History of the Depot Museum
When the First United Methodist congregation decided to raze the Parsonage in 1985, the Historical Society was left without a home.
On October 17, 1985, the Pigeon Historical Society was reorganized as an entity of the Village of Pigeon under new leadership.
In March of 1986, a 99~year lease for the use of the renovated depot as a museum (now owned by the village) was negotiated.
Although preparing the depot for a museum was a formidable task, with the encouragement of donations by several civic organizations and individuals, and financial support from the village and the township, Society members and other volunteers met the challenge.
The Grand Opening of the museum took place on June 2lst 1987, and dedication ceremonies were conducted July 23, 1987.
The museum now displays over 2000 historical items – many dating back to the mid-1800s.
On October 8, 1989, the Depot Museum was designated as a historical site by the Michigan Historical Site Commission. Al “Butch” Robinson was in charge of the celebration. Butch was an outstanding, dedicated member who gave countless hours of his time and knowledge of local history to the museum.
The Depot Museum is open to the public during the summer months.
In 1989 the Depot Museum was recognized by the State of Michigan as a historical site.
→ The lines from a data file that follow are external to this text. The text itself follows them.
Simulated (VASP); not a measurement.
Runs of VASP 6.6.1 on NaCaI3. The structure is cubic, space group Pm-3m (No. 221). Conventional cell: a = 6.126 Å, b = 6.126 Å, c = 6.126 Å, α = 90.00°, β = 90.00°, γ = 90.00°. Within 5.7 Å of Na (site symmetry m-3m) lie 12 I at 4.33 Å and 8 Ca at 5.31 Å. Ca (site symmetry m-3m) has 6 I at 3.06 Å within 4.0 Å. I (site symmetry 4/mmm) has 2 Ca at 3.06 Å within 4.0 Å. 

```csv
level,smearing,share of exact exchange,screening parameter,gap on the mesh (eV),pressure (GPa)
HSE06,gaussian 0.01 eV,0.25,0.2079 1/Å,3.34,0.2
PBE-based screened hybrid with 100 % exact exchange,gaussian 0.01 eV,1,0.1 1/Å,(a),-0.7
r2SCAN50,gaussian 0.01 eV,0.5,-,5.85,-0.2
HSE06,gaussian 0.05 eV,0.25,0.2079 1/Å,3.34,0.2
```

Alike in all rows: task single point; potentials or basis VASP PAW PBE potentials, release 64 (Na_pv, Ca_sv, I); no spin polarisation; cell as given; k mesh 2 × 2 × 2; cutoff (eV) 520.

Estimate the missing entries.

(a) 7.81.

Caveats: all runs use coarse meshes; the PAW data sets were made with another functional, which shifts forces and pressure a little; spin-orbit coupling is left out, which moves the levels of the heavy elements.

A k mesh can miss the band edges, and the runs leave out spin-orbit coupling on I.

“The Pigeon Depot was constructed in 1908 and served two railroad lines. In 1883 the Pontiac, Oxford and Port Austin Railroad, a north-south line, had been extended to Caseville and a depot was built at Berne, one mile north of here. Around 1886 the Saginaw, Tuscola and Huron Railroad built tracks through the Tamarack Swamp and crossed the north-south line at this point. This railroad stop became known as Berne Junction. Berne’s population dwindled as people moved to the junction where they established Pigeon in 1888. The Pontiac, Oxford, and Port Austin Line became the Pontiac Oxford and Northern and later the Grand Trunk Railroad. The Saginaw, Tuscola, and Huron was absorbed by the Pere Marquette Railroad and then the Chesapeake and Ohio Railroad. The Pigeon Depot presently serves as the Pigeon Historical Society Museum.”